Improving Instruction Cache Performance For Modern Processors With Growing Workloads [abstract] (PDF)
Nayana Prasad Nagendra
Ph.D. Thesis, Department of Computer Science, Princeton University, September 2021.

Cloud computing is the backbone of today\'s digital world. Billions of devices ranging from internet-of-things to mobile phones connect to services running on massive data centers, dubbed as Warehouse Scale Computers (WSCs). Due to the scale at which WSCs operate, their performance has a huge cost impact. Even the slightest percentage improvement in performance generates significant profits for the companies that operate them. Besides, they have a hugely adverse effect on the environment because of their massive carbon footprint.

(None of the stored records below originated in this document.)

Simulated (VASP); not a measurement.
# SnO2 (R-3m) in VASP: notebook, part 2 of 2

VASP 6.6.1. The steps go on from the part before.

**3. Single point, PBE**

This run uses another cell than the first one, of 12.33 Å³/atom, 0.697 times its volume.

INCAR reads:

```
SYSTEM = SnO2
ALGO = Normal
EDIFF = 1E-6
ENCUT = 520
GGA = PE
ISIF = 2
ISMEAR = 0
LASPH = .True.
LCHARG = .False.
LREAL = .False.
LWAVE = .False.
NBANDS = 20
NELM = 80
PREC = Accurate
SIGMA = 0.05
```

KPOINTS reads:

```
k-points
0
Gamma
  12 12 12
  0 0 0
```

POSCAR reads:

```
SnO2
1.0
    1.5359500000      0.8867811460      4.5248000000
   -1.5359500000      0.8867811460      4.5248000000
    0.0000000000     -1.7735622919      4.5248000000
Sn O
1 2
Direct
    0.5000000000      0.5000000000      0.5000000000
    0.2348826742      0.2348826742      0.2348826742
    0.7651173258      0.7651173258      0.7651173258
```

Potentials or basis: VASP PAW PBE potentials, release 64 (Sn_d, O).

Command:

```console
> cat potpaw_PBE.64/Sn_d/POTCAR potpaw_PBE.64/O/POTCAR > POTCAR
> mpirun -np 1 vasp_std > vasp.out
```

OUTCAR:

Surprisingly, our work with Google shows significant inefficiencies among the WSC processor utilization. More than two-thirds of the CPU cycles are wasted in many forms. Specifically, nearly 20% of the wasted cycles come from the processor front-end, which is responsible for keeping the pipeline fed with useful instructions. Since a substantial fraction of the front-end cycle wastages occurs due to instruction cache misses, this Dissertation has taken a full-stack approach to study and solve those.

There have been vast growths in data center workloads and their complexity. Consequently, programs\' working set sizes are much larger than those of the instruction caches in modern processors. With the nearing end of Moore\'s Law, innovations are necessary to increase the efficiency of instruction cache usage, given the growing workloads.

In this Dissertation, we first present AsmDB, a fleet-wide study of Google workloads to understand processor front-end bottlenecks. Based on our knowledge, this is the first work to study the in-depth behavior of instruction caches at such a large scale. Among its many findings, AsmDB highlights inefficient usage of instruction caches because of significant fragmentation even among the highly-optimized code.

The second part of this Dissertation describes Emissary, a new approach to alleviate the said problem by using the available cache capacity more efficiently. Observing that not all cache misses cause stalls, Emissary employs a novel cache replacement algorithm that reserves cache capacity for lines whose misses cause the most significant performance impact. Emissary outperforms all known cache replacement algorithms in performance and energy consumption. In some cases, it produces speedups that exceed Belady’s OPT, the perfect- knowledge minimal miss ideal cache replacement algorithm.